Why Bernie Is the Inevitable Nominee

I got up this morning wondering about the plausible scenario that no Democratic candidate will have a majority of delegates going into the convention in Milwaukee this summer, thus producing a contested/brokered convention, which we haven’t seen since 1952. Here’s part of the email I sent to some friends (some of them known to Power Line readers) with whom I kick around the state of things several times a week:

My current thinking is that Klobuchar is at least a lock for the VP slot, and might even sneak through to be the nominee. Right now it appears possible that no one is going to get enough delegates to secure the nomination. But Democrats really can’t risk a contested convention. No one knows how to do it, for one thing. The DNC will want to settle the matter somehow before the convention.

Hence the likelihood of a deal: Klobuchar offers her delegates to someone in exchange for the VP slot. Or maybe Buttigieg offers to be VP and throws his to Klobuchar. Possible that Buttigieg might throw his to Bernie in exchange for the VP slot–or maybe Biden if he manages to win SC and stay alive (doubtful right now).  I’m surprised I haven’t seen any speculation on this scenario in the media yet.  (All this assumes that Mayor Pete and Klobuchar continue to perform well enough to earn a non-trivial number of delegates.)
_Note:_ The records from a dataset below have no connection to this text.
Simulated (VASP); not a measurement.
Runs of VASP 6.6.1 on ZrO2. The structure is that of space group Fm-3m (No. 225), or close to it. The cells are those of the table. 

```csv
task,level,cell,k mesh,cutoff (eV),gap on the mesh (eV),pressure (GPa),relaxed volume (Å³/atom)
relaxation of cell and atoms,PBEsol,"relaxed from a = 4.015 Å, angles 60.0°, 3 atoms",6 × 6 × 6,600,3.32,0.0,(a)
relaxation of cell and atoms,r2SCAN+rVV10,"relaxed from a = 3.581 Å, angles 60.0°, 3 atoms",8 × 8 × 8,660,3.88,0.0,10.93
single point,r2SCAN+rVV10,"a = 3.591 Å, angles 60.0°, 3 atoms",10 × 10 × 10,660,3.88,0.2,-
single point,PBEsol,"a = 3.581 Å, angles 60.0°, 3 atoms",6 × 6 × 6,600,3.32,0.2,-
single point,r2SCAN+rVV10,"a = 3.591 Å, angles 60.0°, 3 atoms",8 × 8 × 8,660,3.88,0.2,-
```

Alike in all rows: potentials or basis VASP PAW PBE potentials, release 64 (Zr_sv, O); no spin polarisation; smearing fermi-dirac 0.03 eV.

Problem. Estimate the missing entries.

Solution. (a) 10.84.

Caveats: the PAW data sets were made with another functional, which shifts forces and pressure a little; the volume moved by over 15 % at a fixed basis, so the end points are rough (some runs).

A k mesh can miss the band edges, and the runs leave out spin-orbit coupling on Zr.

Bloomberg obviously won’t take the VP slot in a deal, and I’m doubtful any of the other candidates will offer to support him at the convention because he annoys too many of the left’s key interest groups.  And the deal scenario is risky, though less risky than an open convention. Any deal that deprives Bernie of the nomination will set off literal riots in Milwaukee.

So if I had to guess I still think Bernie is going to eke it out, as it is highly likely that he’ll have the most delegates. If for no other reason than that the larger story line of our time is Democrats have to follow the path of the British Labour Party.

Lo and behold, the great Henry Olsen discussed this very scenario in his Washington Post column this morning, which tracks what I say here very closely.

But by late this afternoon I had reached a different conclusion: the nomination is Bernie’s to lose. He could lose it, but I doubt it, unless Bloomberg takes him out, but I doubt that too.

Right now the conventional thinking is—look, the four so-called “moderate” candidates (my Devil’s Dictionary defines “moderate Democrat” as “someone especially skilled at concealing their socialism”) outpoll Bernie and Lizzie by two-to-one. But the assumption that a “moderate” candidate will defeat Bernie in a one-on-one matchup is almost surely wrong.

First, I got to thinking, “Where did I hear that before?” Oh yeah—that’s right, in 2016, when it was said that Trump would eventually succumb in a one-on-one matchup. Back in June 2016 (by which time Trump had nailed down the nomination) I wrote here on Power Line why this popular theme was wrong:

People should take account of “Why Trump Was Inevitable” in the latest New York Review of Books. There political scientists Ronald B. Rapoport, Alan I. Abramowitz, and Walter J. Stone take note of the data and point out that Trump was correct when he argued that much of the support of other candidates would go to him as they dropped out. Based on a survey they took around the time of the Iowa caucuses, they found that no single candidate topped Trump in hypothetical head-to-head matchups. Cruz came the closest, and not coincidentally he was the last man standing.

And guess what? There is new poll data out today from YouGov (one of the better polling outfits in my opinion) showing that Bernie is the Trump of 2020: likely to win head-to-head matchups, too:

A new Yahoo News/YouGov poll shows that Sen. Bernie Sanders would defeat each of the other Democratic presidential candidates in a one-on-one race — in many instances by double-digit margins.

Here’s the data chart:

Get ready for the Queens versus Brooklyn fall campaign, with a straight-up cage match between capitalism and socialism, Archie Bunker versus Meathead, John Ford versus Michael Moore. Bring it on, I say.